Put to the test in terms of the education’s systems 3 Es — excellence, equity, and efficiency — Australia has largely been found wanting.

The OECD-run Programme for International Student Assessment reports on reading, maths, and science performance of 15-year-olds around the world every three years.

The results, while very disappointing, will come as no surprise to anyone that has been paying close attention to Australian schooling of late.

When it comes to ‘excellence’, our results have crashed between 2000 and 2018. In maths, a 15-year-old in Australia is now over three years of learning behind the typical student in the best-performing countries.

It’s clear that the neglect for high expectations and rigorous testing, and the childish adoption of progressive educational fads, have taken their toll.

PISA lays bare what the CIS has been observing for years — our domestic testing regime is a soft touch, poor performance is often excused, and classrooms have become evidence-free zones.

When it comes to efficiency, it’s self-evident that there’s been no educational return on taxpayers’ investment — especially when it comes to countless STEM cash splashes. Over the past decade, Australian taxpayers have invested a record $473 billion in schooling. Most of this money has gone to increased staffing costs, which haven’t translated into better performance.

Most of the countries that do better than us spend less than us, and most of those that have recently overtaken us in the rankings spend less than two-thirds what we do per student.

On equity, PISA results show that we have a more equitable education system than most – as the OECD identified ours as among a handful of ‘high equity’ systems (meaning that a student’s background is not a strong predictor of performance).

The relatively rosy picture on equity is at odds with doomsaying of progressive education activists, trade unions, and — dispiritingly — education ministers at each level of government.

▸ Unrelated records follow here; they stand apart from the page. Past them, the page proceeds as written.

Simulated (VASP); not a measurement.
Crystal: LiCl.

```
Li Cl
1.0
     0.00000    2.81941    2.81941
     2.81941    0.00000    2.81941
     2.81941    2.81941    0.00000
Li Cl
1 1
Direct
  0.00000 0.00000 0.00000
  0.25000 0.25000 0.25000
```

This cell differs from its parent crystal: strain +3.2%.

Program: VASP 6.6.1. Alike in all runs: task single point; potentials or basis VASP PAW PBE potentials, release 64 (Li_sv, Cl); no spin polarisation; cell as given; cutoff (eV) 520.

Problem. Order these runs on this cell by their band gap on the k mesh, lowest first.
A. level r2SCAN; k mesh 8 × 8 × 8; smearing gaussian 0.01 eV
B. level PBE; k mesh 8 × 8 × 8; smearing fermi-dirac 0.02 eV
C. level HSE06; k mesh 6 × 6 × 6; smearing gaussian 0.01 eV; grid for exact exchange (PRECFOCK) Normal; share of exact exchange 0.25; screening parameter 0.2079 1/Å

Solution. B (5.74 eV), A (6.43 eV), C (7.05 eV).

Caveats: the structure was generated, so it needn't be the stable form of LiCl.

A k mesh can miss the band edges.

Disadvantaged students in Australia are more likely to perform well — especially those with a migrant background — than in most other countries. There’s also a relatively small spread in student performance between the top and bottom.

However, one unfortunate reason for this is that declines have been driven by poorer performance among advantaged, rather than disadvantaged, students. This is also responsible for the collapse in the number of high-performing Aussie kids to around 10 per cent.

In short, our education system has become more equitable by dragging those at the top-down, rather than lifting those at the bottom. That’s not a model for success.

There will indeed be much soul-searching to come, but if there’s to be a silver lining it may just be that this is the catalyst for much-needed reform. We also mustn’t lose sight that the real losers are young Australians, who have missed out on educational opportunities, and will surely suffer in their future employment prospects.

To be a world-class educational system, all three Es have got to be firing. It would appear that we’ve worshipped at the altar of equity at the expense of excellence and efficiency. Going forward, we need an unrelenting drive for excellence, which will bring the other Es with it.